Figure 10 presents a visual comparison between frames from the original StreetDance sequence and the mesh obtained with the proposed global alignment and those obtained with sequential alignment of individual sequences. Aligned meshes are coloured with patches on the mesh illustrating that global alignment is consistent across all frames whereas the sequential approach is unaligned between sequences. In both cases global and sequential alignment result in meshes which give a good approximation of the original mesh shape. In the case of sequential alignment some alignment failures are visible, for example the right arm has collapsed in the sequential alignment for the frame 2nd from left. This commonly occurs in sequential alignment for long-sequences of complex motion where rapid motion and large non-rigid surface deformation result in alignment failure.

Fig. 10
figure 10

Comparison of sequential and proposed global non-sequential alignment with the original reconstruction (a) for the street dance sequences

Quantitative comparison of the RMS, maximum and silhouette reprojection error for the StreetDancer sequence with the proposed non-sequential alignment versus a state-of-the-art sequential alignment (Cagniart et al. 2010b) are presented in Fig. 11. Comparison of the error curves illustrates that the RMS and maximum reconstruction errors for global alignment are consistently lower than errors for sequential alignment. In addition, the global alignment avoids or significantly reduces sharp peaks in RMS and maximum error around frames which occur with sequential alignment (frames 100, 400, 850–950, 1300–1400 and 1600–1700). The peaks indicate partial or complete failure of sequential surface alignment. Frames 1450–1600 were not aligned with the sequential approach. Silhouette re-projection error is similar (<1 %) for both approaches indicating that this is not a good measure for differentiating alignment accuracy. In both sequential and non-sequential alignment approaches used in this work silhouette reprojection error is not explicitly represented in the alignment cost function. As sequential alignment is reinitialised for each sequence the error for the first 5–10 frames is lower. It should be noted that sequential alignment is independent for each sequence and does not produce a globally consistent representation.

Fig. 11
figure 11

Comparison of errors with global alignment and sequential alignment of each sequence independently using Cagniart et al. (2010b) for the StreetDancer database of 6 sequences (sequences left-to-right separated by vertical blue lines: pop, lock, head, free, kickup, flashkick) (Color figure online)

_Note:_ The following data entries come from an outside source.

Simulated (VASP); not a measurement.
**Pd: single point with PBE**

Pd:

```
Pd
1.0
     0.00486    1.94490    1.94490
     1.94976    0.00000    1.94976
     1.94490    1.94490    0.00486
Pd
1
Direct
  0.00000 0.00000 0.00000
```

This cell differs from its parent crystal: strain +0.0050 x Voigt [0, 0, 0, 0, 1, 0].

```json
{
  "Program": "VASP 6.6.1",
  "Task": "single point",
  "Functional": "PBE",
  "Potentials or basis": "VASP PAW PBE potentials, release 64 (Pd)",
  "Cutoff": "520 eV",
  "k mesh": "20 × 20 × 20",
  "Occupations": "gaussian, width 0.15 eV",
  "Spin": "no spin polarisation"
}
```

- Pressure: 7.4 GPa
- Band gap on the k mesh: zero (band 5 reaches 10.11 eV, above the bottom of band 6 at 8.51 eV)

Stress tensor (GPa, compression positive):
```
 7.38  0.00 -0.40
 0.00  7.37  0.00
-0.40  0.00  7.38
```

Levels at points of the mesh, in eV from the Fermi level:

Table 2 presents the quantitative error measures for sequential and non-sequential alignment averaged across each sequence and for the global non-sequential alignment of all sequences. In all cases the non-sequential alignment achieves lower RMS and maximum error than sequential alignment. This demonstrates that the reduction in alignment path length achieved with the shape similarity tree reduces the error due to drift in reconstruction.

Global non-sequential alignment achieves automatic alignment for all frames in the three databases used for evaluation. Peaks in the maximum error (Hausdorff distance) in Fig. 10 for sequential alignment indicate frames where rapid movement occurs. For large inter-frame deformations sequential alignment may fail to reconstruct the correct surface as illustrated in Fig. 10(c). Manual correction is required to re-initialise the sequential tracking in these cases and provide a fair comparison between non-sequential and sequential alignment for individual sequences.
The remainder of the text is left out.